Third-generation coal miner Robby Bailey is featured in Coal: A Love Story, a multimedia extravaganza created by a team of UNC students.
In Coal: A Love Story, one of the videos produced by UNC's students, coal queen pageant contestant Arianna Bailey competes for a crown to represent her family’s way of life.
One video on the Powering a Nation site is titled "If I Don't Speak" and follows Chicago teen Luis Vega, who organizes a march to bring attention to the harm caused by coal-fired power plants. But first, he must gather the courage to speak out for his community.
Coal: A Love Story project edgy for students
When the Powering a Nation team came to executive producer Laura Ruel to tell her what they had settled on for this year’s project, she wasn’t sure about the title. It was edgy. It was provocative. And it was risky.

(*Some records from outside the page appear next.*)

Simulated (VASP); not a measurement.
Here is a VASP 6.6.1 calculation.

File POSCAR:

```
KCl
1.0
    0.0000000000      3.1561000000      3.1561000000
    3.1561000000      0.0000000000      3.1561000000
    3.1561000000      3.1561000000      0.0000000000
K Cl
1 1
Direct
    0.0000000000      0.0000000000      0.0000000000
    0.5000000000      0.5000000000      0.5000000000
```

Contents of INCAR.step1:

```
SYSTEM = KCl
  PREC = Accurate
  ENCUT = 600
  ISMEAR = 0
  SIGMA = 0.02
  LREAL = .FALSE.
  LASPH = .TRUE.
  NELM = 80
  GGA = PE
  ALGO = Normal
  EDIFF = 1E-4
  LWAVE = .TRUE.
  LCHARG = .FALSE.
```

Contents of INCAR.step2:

But Coal: A Love Story is much more than a catchy name. The website, which debuted this summer and launched more content August 26. It is a multimedia extravaganza as rich in storytelling as it is flashy in presentation. Motion graphics, multimedia documentaries, interactive games and blogs are all a part of the site. The scrolling format allows viewers to choose where to click to tell the story of coal and learn why “it’s not just a rock. It’s power. It’s people. It’s a relationship” — the site’s tagline.
Powering a Nation is Carolina’s contribution to the Carnegie-Knight Initiative on the Future of Journalism Education’s News21 project, in which 12 top journalism programs are participating. The project is funded by the Carnegie Corp. of New York and John S. and James L. Knight Foundation. The UNC School of Journalism and Mass Communication is in its third year of News21 and is the only participant to stick with the same topic – energy – all three years. It also is the only school in the initiative to create an experience that is fully student produced. All aspects of the site — from research to design to programming — were completed by the student fellows.
The project is an experiment in knowledge-based journalism, with 11 fellows — a mix of undergraduate and graduate students — immersing themselves in the chosen topic in a spring semester class taught by Ruel, also the Hugh Morton Distinguished Associate Professor of Multimedia Journalism. Then they disperse for 10 weeks to shoot and edit the stories. “Their ways of telling stories are so innovative, and they have the skills to do it,” Ruel said. Even the marketing of the site is unique, like boxed launch invitations that feature a real lump of coal set in a photo of an engagement ring.
Delphine Andrews, managing editor and marketing director, came up with that idea and also guerrilla marketing techniques like static cling stickers. Like the stories that combine coal miners’ daughters and coal plant protesters with statistics about America’s dependence on coal into one cohesive package, Andrews wanted the marketing to push the envelope, too. “Either I want to succeed hugely or fail hugely,” she said. “I don’t want to be in the middle.”